Rosencrantz and Guildenstern Are Dead Mortality Quotes

How we cite our quotes: Citations follow this format: (Act.Line). Every time a character talks counts as one line, even if what they say turns into a long monologue.

Quote #1

ROS: It's silly to be depressed by it. I mean one thinks of it like being alive in a box, one keeps forgetting to take into account the fact that one is dead…which should make all the difference…shouldn't it? I mean, you'd never know you were in the box, would you? It would be just like being asleep in a box. Not that I'd like to sleep in a box, mind you, not without any air – you'd wake up dead, for a start, and then where would you be? Apart from inside a box. (2.223)

Is Ros just being naïve and foolish here, or is he right that everyone else's fear of death is actually irrational? Does he have any less an understanding of death than Guil does?

Quote #2

GUIL: Death followed by eternity…the worst of both worlds. It is a terrible thought. (2.228)

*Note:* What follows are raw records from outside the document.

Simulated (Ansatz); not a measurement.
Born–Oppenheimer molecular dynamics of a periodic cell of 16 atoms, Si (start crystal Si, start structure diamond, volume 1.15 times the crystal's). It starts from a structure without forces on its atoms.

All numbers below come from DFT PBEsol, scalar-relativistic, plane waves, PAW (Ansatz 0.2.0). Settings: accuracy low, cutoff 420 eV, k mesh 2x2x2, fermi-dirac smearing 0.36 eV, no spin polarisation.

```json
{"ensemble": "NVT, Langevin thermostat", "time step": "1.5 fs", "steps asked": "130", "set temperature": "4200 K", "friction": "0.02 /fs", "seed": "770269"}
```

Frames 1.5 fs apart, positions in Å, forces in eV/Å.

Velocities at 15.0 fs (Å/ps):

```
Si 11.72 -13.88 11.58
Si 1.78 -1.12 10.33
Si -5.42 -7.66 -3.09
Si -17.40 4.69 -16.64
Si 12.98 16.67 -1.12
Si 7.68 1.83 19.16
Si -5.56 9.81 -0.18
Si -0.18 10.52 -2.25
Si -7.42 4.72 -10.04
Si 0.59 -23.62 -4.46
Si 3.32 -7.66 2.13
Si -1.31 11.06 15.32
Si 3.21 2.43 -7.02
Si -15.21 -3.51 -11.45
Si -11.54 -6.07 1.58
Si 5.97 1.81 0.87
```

What does it mean to experience eternity after your dead? Does Guil understand what Ros has been saying or has he just convoluted it to make his own point?

Quote #3

PLAYER: There's nothing more unconvincing than an unconvincing death. (2.286)

What makes an acted death convincing? How can the audience, sitting there and knowing so clearly that the actor is faking his death, still be drawn in by the way that he pretends to die? Shouldn't death be a harder thing to act than almost anything else?